Why have you skipped some of the rows posted for primary? E.g. the
sequential scans info?

Anyway, I think new data are not going to help us as the issue resolved
somehow, so the current data are unlikely to show the original cause.

You can either wait whether it happens again, or dig in the logs to see
if / why the autovacuum was not running on this table.

Tomas


Re: Hot Standby performance issue

From
Tomas Vondra
Date:
On 28.10.2013 21:23, sparikh wrote:
> Hi,
>
> Yes, you are right. The table is the biggest one . Please find below the
> information you requested. I agree the fact that autovacuum ran on this
> table would fix the performance issue on standby does not sound very
> convincing. But that is the only thing I could correlate when the query on
> standby started working again. Otherwise there is absolutely no changes at
> code level , database level or OS level.
> As of now query is still working fine on standby.
>
> I may be wrong, but could it be the case that standby disk was too much
> fragmented compare to primary and autovaccum on primary fixed that.
> (Assuming autovacuum on primary internally triggers the same on standby)
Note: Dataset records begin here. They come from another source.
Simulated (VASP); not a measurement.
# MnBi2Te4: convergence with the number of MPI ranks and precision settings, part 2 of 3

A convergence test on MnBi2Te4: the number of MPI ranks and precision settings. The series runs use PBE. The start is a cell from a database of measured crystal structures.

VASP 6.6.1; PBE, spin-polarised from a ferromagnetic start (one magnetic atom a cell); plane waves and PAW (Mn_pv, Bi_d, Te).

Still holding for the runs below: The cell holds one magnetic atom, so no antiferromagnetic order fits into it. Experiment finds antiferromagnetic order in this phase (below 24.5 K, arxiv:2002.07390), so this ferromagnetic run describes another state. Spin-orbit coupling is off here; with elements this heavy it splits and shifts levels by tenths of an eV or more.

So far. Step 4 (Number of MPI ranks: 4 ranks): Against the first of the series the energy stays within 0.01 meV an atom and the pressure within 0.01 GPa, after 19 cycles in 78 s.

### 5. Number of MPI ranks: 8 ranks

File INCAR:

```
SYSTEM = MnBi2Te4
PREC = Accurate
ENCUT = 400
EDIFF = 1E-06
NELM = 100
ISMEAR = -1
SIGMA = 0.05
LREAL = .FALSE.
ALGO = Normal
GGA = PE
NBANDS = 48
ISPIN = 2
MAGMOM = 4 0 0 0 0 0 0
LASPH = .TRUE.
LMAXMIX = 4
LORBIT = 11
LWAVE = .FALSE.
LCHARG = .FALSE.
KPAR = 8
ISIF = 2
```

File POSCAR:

I find it very unlikely, but you didn't gave us necessary data (say, how
much free space was on the disks, etc.). The best way to pinpoint the
issue would be to run some profiler (which we have repeatedly asked you
to do), but now that the issue disappeared we can only guess.

Please monitor the system and if it happens again run perf or other
profiler so that we know where the time is spent.

Tomas